- Born April-June 1909 at Pendleton, Salford
- Married 1933 Vera Russell CHECK
- Died 1996
Henry Elder was born in Pendleton, Salford, in 1909, the son of Henry Elder, cabinet maker, and his wife, Jane. He received his education at the Royal Technical College in Salford (bricklaying), in the School of Architecture at the University of Manchester, and the Manchester College of Technology. He began his teaching career in 1933 at Manchester College of Art whilst also engaged in private practice with Gwylim Caradoc Roberts under the style Roberts Wood and Elder where he specialized in theatre and, more especially, cinema design. This represented a significant departure for a practice that had previously specialised in laying out new estates and producing house plans for speculative builders, particularly in Crumpsall.

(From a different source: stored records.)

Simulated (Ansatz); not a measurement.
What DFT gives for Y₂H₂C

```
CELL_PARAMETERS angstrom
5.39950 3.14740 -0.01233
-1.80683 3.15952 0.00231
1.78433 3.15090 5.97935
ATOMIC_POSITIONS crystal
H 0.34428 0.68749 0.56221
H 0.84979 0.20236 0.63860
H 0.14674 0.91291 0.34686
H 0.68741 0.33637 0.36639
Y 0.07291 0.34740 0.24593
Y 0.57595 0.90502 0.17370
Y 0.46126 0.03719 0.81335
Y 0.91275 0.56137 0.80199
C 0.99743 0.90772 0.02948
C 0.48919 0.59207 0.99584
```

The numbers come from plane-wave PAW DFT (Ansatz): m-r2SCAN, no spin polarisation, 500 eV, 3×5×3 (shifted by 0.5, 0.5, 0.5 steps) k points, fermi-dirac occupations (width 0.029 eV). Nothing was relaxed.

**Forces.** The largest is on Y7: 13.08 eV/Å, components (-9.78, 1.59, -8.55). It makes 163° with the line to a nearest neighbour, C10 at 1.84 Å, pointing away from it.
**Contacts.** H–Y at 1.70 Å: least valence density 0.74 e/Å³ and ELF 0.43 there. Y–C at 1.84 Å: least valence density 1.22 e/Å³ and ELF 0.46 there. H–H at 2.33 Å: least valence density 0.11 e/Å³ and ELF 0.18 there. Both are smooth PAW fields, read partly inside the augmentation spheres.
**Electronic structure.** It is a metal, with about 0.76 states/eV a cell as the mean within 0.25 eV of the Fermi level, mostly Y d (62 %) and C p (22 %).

Before the war Elder had become fascinated by Japanese architecture and had travelled to the country and had had his observations published. Ironically the expertise and insight he gained was utilised by the military during the war and he was consulted on how best to destroy Japanese buildings with aerial bombing. He served in the British forces from 1940-46 designing ordinance factories and doing weapons research for which he was awarded an OBE
In 1952 a partnership was formed between Enrico De Pierro and Henry Elder to implement the design for a technical college at Poole, Dorset, after the competition had been won by De Pierro in 1951. It was a general practice with special interest in schools and theatres. De Pierro was trained at McGill and Michigan Universities; Elder at Manchester University. Both partners also taught. In 1956 the partnership carried out the Middlesbrough Little Theatre. During this period Elder produced designs for two houses on a steeply sloping site at Alderley Edge
Disillusioned by the state of post-war British architecture Henry Elder emigrated to North America in 1958 when he was appointed professor in charge of graduate studies in architecture at Cornell University before teaching briefly at Stamford in 1961. The following year President Norman Mackenzie recruited him to direct the School of Architecture at University of British Columbia. He remained director for twelve years until his retirement in 1974. Henry Elder was an advocate for change and he developed a school that the Commonwealth Association of Architects called "unique in the English-speaking world". Elder used a number of methods to develop a creative sense in his students. His directions were controversial and unorthodox. He encouraged student representation in all of the school's committees and he fostered the increased enrolment of women into the School of Architecture. He stated that "The most significant change is that the school has been concerned with understanding architecture rather than the production of architects". In many ways his School of Architecture, its students and its faculty mirrored the changing culture of society in the late 1960s.